The 30-year Treasury bond will probably be sideways to down for many months, writes Al Brooks.

The 30-year U.S. Treasury bond futures are drifting down from a buy climax, which typically leads to sideways trade.

The 30-year Treasury bond futures reversed down from a yearlong parabolic wedge top in September on the monthly chart (below). September and October were consecutive inside bars. They formed an inside-inside (II) sell signal. November triggered the sell signal when it traded below the October low.

Treasury bond futures turning down from wedge buy climax

However, the bond market has been sideways since August. While the sell setup was credible, both inside bars had big tails below. They represent traders buying dips. The November entry bar also had a big tail below. In addition, November closed above the October low, despite the big selloff early in November. This is not how bear trends typically begin.

When a parabolic wedge rally is very tight, like this on, the reversal usually is more of a pause than a reversal. The pause sometimes lasts 10 or more bars. Since this is a monthly chart, it could go sideways in a tight range for a year.

Bull flag or developing top?

The bulls see the four-month pullback as a bull flag, and it is. But three or four bear bars makes it a weak buy setup.

Also, there was a nested wedge top in 2016. That is a reliable pattern. I have been saying that a trend reversal on the monthly chart can take years. Even though August broke above the top of the 2016 nested wedge, it is still more likely just part of the topping process than a sign that the top will fail.

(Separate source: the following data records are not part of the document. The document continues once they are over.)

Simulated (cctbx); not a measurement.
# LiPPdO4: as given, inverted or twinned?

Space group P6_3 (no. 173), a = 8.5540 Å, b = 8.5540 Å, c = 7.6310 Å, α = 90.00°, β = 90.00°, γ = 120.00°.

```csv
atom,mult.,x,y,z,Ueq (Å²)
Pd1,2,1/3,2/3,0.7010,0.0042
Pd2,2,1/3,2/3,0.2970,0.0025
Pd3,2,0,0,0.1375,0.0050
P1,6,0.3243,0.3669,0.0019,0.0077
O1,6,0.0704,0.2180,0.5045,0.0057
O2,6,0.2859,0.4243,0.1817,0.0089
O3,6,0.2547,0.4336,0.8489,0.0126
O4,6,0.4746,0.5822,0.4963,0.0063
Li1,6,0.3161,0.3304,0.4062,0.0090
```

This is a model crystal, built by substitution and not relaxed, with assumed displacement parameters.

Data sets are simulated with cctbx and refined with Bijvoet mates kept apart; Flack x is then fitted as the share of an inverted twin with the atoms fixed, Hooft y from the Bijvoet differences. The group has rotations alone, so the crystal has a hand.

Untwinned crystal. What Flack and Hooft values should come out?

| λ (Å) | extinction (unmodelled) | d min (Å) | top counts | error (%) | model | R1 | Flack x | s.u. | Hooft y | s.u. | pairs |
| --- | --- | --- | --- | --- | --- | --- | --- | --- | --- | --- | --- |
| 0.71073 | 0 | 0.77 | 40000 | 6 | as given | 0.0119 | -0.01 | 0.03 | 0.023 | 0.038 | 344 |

Americans will not tolerate negative interest rates. That limits how far up bond futures can realistically go (low rates mean high bond prices). While they have not yet begun to go down, it is much more likely that they will eventually go down before continuing up much higher.

But the bears might need to stop the bulls for a year or more before they are able to take control. In the meantime, traders will expect a continuation of the four-month trading range.